Hello Teddy,
On 1/23/26 12:30 PM, Teddy Astie wrote:
Hello,
Le 22/01/2026 à 17:49, Oleksii Kurochko a écrit :
Introduce architecture-specific functions to create and destroy VCPUs.
Note that arch_vcpu_create() currently returns -EOPNOTSUPP, as the virtual
timer and interrupt controller are not yet implemented.
As part of this change, add continue_new_vcpu(), which will be used after
the first context_switch() of a new vCPU. Since this functionality is not
yet implemented, continue_new_vcpu() is currently provided as a stub.
Update the STACK_SIZE definition and introduce STACK_ORDER (to align with
other architectures) for allocating the vCPU stack.

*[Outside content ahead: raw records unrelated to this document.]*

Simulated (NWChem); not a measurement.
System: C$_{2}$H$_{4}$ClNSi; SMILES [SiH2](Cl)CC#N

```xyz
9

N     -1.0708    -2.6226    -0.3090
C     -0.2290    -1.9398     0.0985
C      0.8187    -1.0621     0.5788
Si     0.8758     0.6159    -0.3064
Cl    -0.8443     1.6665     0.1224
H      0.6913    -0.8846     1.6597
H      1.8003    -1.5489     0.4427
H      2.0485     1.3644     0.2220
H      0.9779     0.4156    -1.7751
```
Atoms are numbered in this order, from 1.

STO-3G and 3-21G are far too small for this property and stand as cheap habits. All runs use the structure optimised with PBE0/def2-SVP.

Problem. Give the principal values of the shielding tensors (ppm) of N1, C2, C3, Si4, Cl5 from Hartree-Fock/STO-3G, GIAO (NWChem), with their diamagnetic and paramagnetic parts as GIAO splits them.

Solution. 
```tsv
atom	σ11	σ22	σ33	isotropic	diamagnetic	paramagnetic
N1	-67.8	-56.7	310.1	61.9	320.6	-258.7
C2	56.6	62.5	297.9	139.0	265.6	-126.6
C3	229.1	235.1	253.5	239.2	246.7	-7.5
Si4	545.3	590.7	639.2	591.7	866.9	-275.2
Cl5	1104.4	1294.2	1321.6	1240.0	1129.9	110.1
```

Introduce struct cpu_info to store per-vCPU state that lives at the top
of the vCPU's stack.
Signed-off-by: Oleksii Kurochko <[email protected]>
---
Changes in v2:
- Drop BUILD_BUG_ON() in arch_vcpu_create() as a check isn't very useful.
- Use vzalloc() instead of alloc_xenheap_page() to use the larger domheap to
allocate vCPU's stack.
- Drop printk() inside arch_vcpu_create() to not have potential big noise
in console as it could be that an amount of vCPUs is pretty big.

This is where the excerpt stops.